Sea Cargo Charter expands scope to boost shipping’s decarbonization

Transition

The Sea Cargo Charter (SCC), a global framework for aligning chartering activities with responsible environmental behavior to promote international shipping’s decarbonization, is expanding its scope four years after its inception to accelerate shipping’s energy transition.

Sea Cargo Charter

The Sea Cargo Charter provides a common, global baseline for assessing and disclosing the climate alignment of chartering activities of charterers and shipowners.

It enables signatories to quantitatively evaluate and disclose whether their chartering activities align with internationally adopted climate goals. Moreover, it serves to support responsible decision-making. 

With 37 signatories already on board, this expansion aims to increase the initiative’s impact on transparency and shipping decarbonization across the entire industry by allowing charterers and shipowners to monitor and report their emissions under a common framework.  

“The expansion of the Sea Cargo Charter to fully include shipowners signals a new milestone in the global endeavour to decarbonise shipping,” said Rasmus Bach Nielsen, Sea Cargo Charter Chair and Global Head of Fuel Decarbonisation at Trafigura. 

“By uniting owners and charterers under a common framework and methodology, we hope our initiative can further enhance transparency and foster collaboration across the industry, thereby amplifying its impact.”  

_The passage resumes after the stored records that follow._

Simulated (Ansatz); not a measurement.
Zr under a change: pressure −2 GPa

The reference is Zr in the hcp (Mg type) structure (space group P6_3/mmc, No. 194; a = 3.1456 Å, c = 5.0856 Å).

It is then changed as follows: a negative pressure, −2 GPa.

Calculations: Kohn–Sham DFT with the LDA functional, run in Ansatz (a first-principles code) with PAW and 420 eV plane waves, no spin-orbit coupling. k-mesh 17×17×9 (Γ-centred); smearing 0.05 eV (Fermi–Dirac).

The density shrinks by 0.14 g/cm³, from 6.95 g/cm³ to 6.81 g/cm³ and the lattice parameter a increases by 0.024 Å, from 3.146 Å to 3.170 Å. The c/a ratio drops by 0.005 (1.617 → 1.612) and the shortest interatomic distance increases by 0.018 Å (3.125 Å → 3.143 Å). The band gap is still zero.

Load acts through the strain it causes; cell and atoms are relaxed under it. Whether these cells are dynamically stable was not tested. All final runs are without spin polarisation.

The Sea Cargo Charter, launched in 2020, establishes a common baseline and enables charterers and now shipowners to assess whether their activities align with internationally adopted climate goals, as outlined by the International Maritime Organization (IMO).

This expansion to shipowners is about increasing impact and maximizing collaboration between business partners, intending to expedite the transition to decarbonized shipping through more transparency across the whole industry.

Notably, the Sea Cargo Charter is consistent with the ambitious goals set by the IMO’s 2023 GHG Strategy. Signatories will measure their climate alignment against the latest 2023 IMO ambitions for the first time in its forthcoming annual report, scheduled for publication in June.  

To remind, in December last year, SCC revealed its plans to revise its reporting ambitions, aligning its trajectory with emission reduction goals in response to the IMO’s revised GHG strategy.